If you always find yourself in hurtful arguments with your child, I know you want the arguments to stop. What started as an innocent remark could get out of control and soon the both of you are shouting at each other.
Well, it’s not always the fault of the child. I once witnessed a 20 minutes scolding marathon where the mother kept criticising her 16-year-old boy apart in front of me. The boy just kept quiet throughout, tears in his eyes. Finally, the mother turned to me and asked: “Can you believe how stubborn he is? He is so difficult.”
It was painful for me to watch because, in the end, the underlying issue wasn’t even resolved.
Hi, my name is Teacher Kean from Teaching Worthy. As a licensed headmaster and HRDF trainer, I’ve helped hundreds of parents and children improve their relationships.
Today, we are going to explore the steps we have to take to start fixing the relationship. Listen carefully, because if you understand what I’m teaching you, your interpersonal relationships will improve.
BOTH OF YOU NEED TO LEARN HOW TO HAVE A GENUINE CONVERSATION
Honestly, when was the last time you had a genuine conversation with your child? Dr. Jordan Peterson says: “in a genuine conversation, we are listening and talking, but mostly, we are listening. Listening means paying attention, and it’s amazing what our children will tell us when we listen.”
As parents, we automatically assume a lot of things about our children. After all, we have known them since they were born. We have established beliefs about our children. So, we overreact, we jump to conclusions, we are biased, and we alter the facts in our minds to fit our beliefs about our children.
This is why we love giving our children advice. The problem is, giving someone advice is forcing your own version of truth on them. This is not having a genuine conversation. Instead, if we pay attention, our children may tell us what they think the root of the problem is. If we keep listening, they may tell us that they already have a plan to tackle those problems. Demonstrate to our children that we are capable of listening without jumping to conclusions.
Here’s the key principle – when listening to your children, leave your own emotional needs aside. Always remember that you want the best for them, clear your mind, and don’t allow your own opinions and worries to affect your responses.

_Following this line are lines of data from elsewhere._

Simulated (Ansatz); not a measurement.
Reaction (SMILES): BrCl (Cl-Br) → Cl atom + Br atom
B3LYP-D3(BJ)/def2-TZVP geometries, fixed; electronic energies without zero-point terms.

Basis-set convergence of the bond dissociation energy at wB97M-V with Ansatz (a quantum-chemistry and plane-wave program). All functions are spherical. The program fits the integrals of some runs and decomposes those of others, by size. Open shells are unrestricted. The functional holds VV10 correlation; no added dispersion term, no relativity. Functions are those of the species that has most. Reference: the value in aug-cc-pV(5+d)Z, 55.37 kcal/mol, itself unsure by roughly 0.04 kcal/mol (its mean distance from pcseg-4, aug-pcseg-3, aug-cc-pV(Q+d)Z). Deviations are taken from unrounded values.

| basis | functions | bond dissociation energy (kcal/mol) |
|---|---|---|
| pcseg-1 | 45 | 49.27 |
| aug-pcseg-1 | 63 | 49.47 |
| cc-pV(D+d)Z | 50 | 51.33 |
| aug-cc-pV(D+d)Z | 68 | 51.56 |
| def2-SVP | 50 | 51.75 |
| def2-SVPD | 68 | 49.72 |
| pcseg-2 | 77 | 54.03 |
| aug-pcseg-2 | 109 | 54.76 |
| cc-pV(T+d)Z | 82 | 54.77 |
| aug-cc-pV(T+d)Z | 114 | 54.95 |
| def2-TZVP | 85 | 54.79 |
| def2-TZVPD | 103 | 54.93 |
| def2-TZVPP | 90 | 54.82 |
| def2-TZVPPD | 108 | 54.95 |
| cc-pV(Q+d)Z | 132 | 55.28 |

Carl Rogers, one of the great psychotherapists, recommends that we take turns with our children when speaking. Before your turn to speak, ask your child if you have understood properly. Try to listen without judgement and advice, until you have genuinely understood what your child is trying to say.
GUIDE THEM OUT OF THE “VICTIM” OR “BLAME” MENTALITY
Children who have the “victim” or “blame” mentality are unable or unwilling to see their role in bad situations. Instead, they want to change others to suit their emotional needs.
Do you know someone like this? It’s because most people believe that their lives are determined by external factors. It is far, far easier to blame others than to begin the painful process of improving ourselves.
How do we shift our children out of this mentality and attitude? The ancient Greek philosophy of Stoicism can serve as a clue.
Stoicism teaches us to take responsibility for our own lives. The Stoics believed that it’s not an external situation that makes us happy or sad, but our interpretation of that situation. Simply put, we need to teach our children about accountability and self-reflection.
To do this, we need to guide our children to think – have I already done everything I’m supposed to do? Have I already done everything correctly? If the answer to any of these questions is NO, then go do those things first.
In my previous videos, I’ve emphasised on how to deal with bad situations. We must guide our children to focus on doing the right thing NOW and what are the next steps necessary to solve the problem. There may be a time for a post-mortem later but first, get your children into the habit of taking action NOW.
What happens if your child is 100% sure that he has already done everything he’s supposed to?
It becomes important for them to let go of things outside their control. The Stoics realised that there are things that we can control, and things we don’t control. We can ONLY control our own actions. To let go and live a happy life, we should only focus on the things we can control, and accept the rest as it happens.
In this video, you may have come to realise that you have a lot of self-improvement to do before you can teach your children. I’m confident that you will see an improvement in your relationships if you can put these steps to good use. If you feel like your situation is unique or if you require specific advice, please do not hesitate to contact us at www.teachingworthy.com. Thank you, and please remember to share these lessons which are worth sharing.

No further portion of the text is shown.